I did find some in the raw data that was linked to.

The only dramatically obvious violation to my logistic regression prior is the dark blue one at the bottom (maybe "auto debugging"), which JUMPS UP from 8B Soto 62B but then seems to ALREADY SATURATE WELL BELOW 100% (and then actually goes slightly down on the 540B parameter model).

That specific task is a counter-example to what I expect. 

That's where "I notice I'm confused" should kick in.

The thing I would do next, based on the strength of my priors, is treat that as a faulty task, and debug the task itself to make sure it wasn't two thirds full of "cheating questions" somehow. 

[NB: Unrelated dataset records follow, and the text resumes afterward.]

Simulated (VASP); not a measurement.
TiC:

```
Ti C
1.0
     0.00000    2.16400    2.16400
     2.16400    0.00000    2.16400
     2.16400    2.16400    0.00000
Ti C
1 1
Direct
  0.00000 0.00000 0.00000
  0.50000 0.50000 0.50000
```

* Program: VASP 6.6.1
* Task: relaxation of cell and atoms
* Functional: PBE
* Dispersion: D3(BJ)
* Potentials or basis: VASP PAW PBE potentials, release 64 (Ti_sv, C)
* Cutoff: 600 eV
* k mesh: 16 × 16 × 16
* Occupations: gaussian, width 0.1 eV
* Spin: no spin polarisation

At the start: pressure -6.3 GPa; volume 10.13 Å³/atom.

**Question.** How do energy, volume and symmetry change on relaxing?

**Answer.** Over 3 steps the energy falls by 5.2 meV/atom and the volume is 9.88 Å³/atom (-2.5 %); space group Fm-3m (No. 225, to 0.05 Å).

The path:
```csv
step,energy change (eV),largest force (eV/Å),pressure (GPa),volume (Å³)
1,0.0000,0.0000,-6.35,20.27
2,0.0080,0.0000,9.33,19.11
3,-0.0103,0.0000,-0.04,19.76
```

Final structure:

A sane reasoner, presented with questions that are cheating, would eventually "notice the cheating" and "just guess" on those questions. In this case, by hypothesis, 1/3 of the "auto debugging" task questions are solvable, and the other 2/3s would be "password guessing" that are impossible to get right from coherent reasoning over a coherent body of accessible domain knowledge (such as was in the training data (like maybe the training data doesn't have much in it from car mechanics and car designers and maybe it doesn't have any transcripts from cartalk?)).

But I might be wrong. Maybe that task is NOT broken-via-bimodal-question-difficulty into "easy" and "impossible" questions? 

Or maybe the sampling-over-model-sizes is too sparse to definitely rule in or out the logistic regression prior with no violations?

Or maybe my whole conceptual frame is broken? 

But I don't think my concepts are missapplied here, and maybe it isn't just undersampling on the model size dimension... my max-liklihood hunch is that that task is "weird somehow".

Compared to that potential anomaly, every other task in this graph, by eyeball, looks consistent with having been sampled from a horizontal range of a logistic regression curve that ultimately asymptotes at 100%, with a linear-ish progress curve in the middle, and a starting state of "blind confusion and not even making much progress for a while in the lower left".

At the top, the red line makes it look like "bbq lite json" was already saturating with a mere 8B parameters, which is consistent with the asymptotic part of a logistic curve.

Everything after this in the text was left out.